As penetration testers, we are frequently engaged to do penetration tests for PCI compliance. As a part of these penetration tests, we look for cardholder data (Card Numbers, CVV, etc.) in files, network traffic, databases, and anywhere else we might be able to catch it. Often times, we will find hashes of credit card numbers along with the first six and/or last four numbers of the credit card number. Given that credit card numbers are a fixed length, this limits the keyspace that we need to use to brute force the hashes.
The language in the PCI DSS is a little vague about how cardholder data needs to be hashed, but there is information in requirement 3.4 that helps.
“Render PAN unreadable anywhere it is stored (including on portable digital media, backup media, and in logs) by using any of the following approaches:
- One-way hashes based on strong cryptography (hash must be of the entire PAN)
- Truncation (hashing cannot be used to replace the truncated segment of PAN)
- Index tokens and pads (pads must be securely stored)
- Strong cryptography with associated key-management processes and procedure”
While this information is good, it does not ensure that the implementer of the hashing function is doing things correctly. “Strong cryptography” can be interpreted a number of different ways. One could argue that SHA256 is a strong hashing algorithm, therefore meeting the requirements. It does not take a significant amount of effort for us to try and brute force SHA256 hashes, so the strength of the algorithm is a moot point.
This type of attack is actually called out as a footnote in the requirement.
“Note: It is a relatively trivial effort for a malicious individual to reconstruct original PAN data if they have access to both the truncated and hashed version of a PAN. Where hashed and truncated versions of the same PAN are present in an entity‘s environment, additional controls should be in place to ensure that the hashed and truncated versions cannot be correlated to reconstruct the original PAN.”
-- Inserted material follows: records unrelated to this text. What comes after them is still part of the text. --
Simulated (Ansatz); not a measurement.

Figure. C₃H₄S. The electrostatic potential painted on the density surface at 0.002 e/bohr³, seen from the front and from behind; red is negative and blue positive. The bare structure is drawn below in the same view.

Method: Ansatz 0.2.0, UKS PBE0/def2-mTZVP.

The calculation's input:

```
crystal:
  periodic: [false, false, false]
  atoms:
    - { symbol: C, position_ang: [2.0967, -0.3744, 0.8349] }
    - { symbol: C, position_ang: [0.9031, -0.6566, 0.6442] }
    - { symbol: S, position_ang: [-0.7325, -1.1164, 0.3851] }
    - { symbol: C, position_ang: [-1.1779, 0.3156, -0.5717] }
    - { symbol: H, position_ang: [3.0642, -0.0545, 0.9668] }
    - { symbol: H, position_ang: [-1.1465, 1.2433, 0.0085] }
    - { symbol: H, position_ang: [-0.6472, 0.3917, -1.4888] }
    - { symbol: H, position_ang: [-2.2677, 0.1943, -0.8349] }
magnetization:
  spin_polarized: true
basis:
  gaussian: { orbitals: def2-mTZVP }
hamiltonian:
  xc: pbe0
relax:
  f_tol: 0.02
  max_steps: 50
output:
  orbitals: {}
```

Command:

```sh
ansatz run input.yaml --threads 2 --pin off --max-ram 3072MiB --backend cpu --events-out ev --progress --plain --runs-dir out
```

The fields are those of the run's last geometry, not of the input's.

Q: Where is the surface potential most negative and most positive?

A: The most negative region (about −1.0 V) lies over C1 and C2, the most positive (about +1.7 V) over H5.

These “additional controls” could include salts for the hashes (frequently stored with the hash) or encrypting the truncated versions. There are a number of other potential controls that we could talk about, but that would be enough info for another post. Even with proper additional controls on the PAN data (truncated and hashed), the root of the issue is still the length of the card number and the limited keyspace that is needed for guessing the number.
Given a (potentially) sixteen digit card number, the first six digits, and the last four digits, we are able to easily iterate through the remaining six digits in a matter of minutes. There are only a fixed number of IIN or BIN prefixes for cards (think the first 4-6 numbers of a card). These numbers are available online and pretty easy to find. Given a list of these numbers, we are able to reduce our cracking efforts for situations where hashes are only stored with the last four digits of the card number. Factoring in that credit card numbers are Luhn valid, this reduces the amount of effort that we have to go through to hash the credit card number guesses.
Example Card Format:
For this example, we will use the TCF Debit Card BIN. With a million potential card numbers (000000 to 999999 for the middle digits) with a last four digits of 1234, there are 100,000 potential Luhn valid card numbers in this space. So as you can see in this case, the Luhn check cuts the cracking space down by ninety percent. As it turns out, this will be the case with any of the credit card numbers that you are brute forcing. Since the last (or check) digit can only be one of ten numbers (0-9), you are limiting the number of valid Luhn check numbers to one of the ten numbers. Simply put, this works because you are not brute forcing the check digit.
Time wise, it takes about 30 minutes to get through this keyspace (for the example number above) on a 2.80 Ghz Intel Core i7 processor. I also ran this test with several other programs open, so your results may vary. In general practice, I’ve seen most hashes crack within two minutes.
The code for cracking these hashes is actually quite simple. Read in the input file, iterate through the numbers that need guessing, and hash the Luhn valid numbers. If the guess hash matches your input hash, it will write out your results to your output file. There’s also a small block in here to read in a list of IIN/BINS to use when you need to do guessing on the first 4-6 card numbers. You will have to provide your own list of these.
Below is some sample output with the full card numbers and hashes redacted. Each period represents a Luhn valid card number and is used to show the cracking status.
I’ve put the code out on the NetSPI GitHub for those who are interested: http://netspi.github.io/PS_CC_Checker/
The PCI DSS allows merchants to store partial card numbers, but not the full number. While the card number may not be stored in full, storing the hash of the card along with some of the digits allows an attacker to make educated guesses about the card number. This basically renders the hashing useless. While this is directly called out in requirement 3.4 of the DSS, we have found instances of hashes being stored with the truncated PAN data. Even without the truncated PAN data, the cracking effort for a card number hash is still reduced by the static IIN/BIN numbers associated with the card issuer.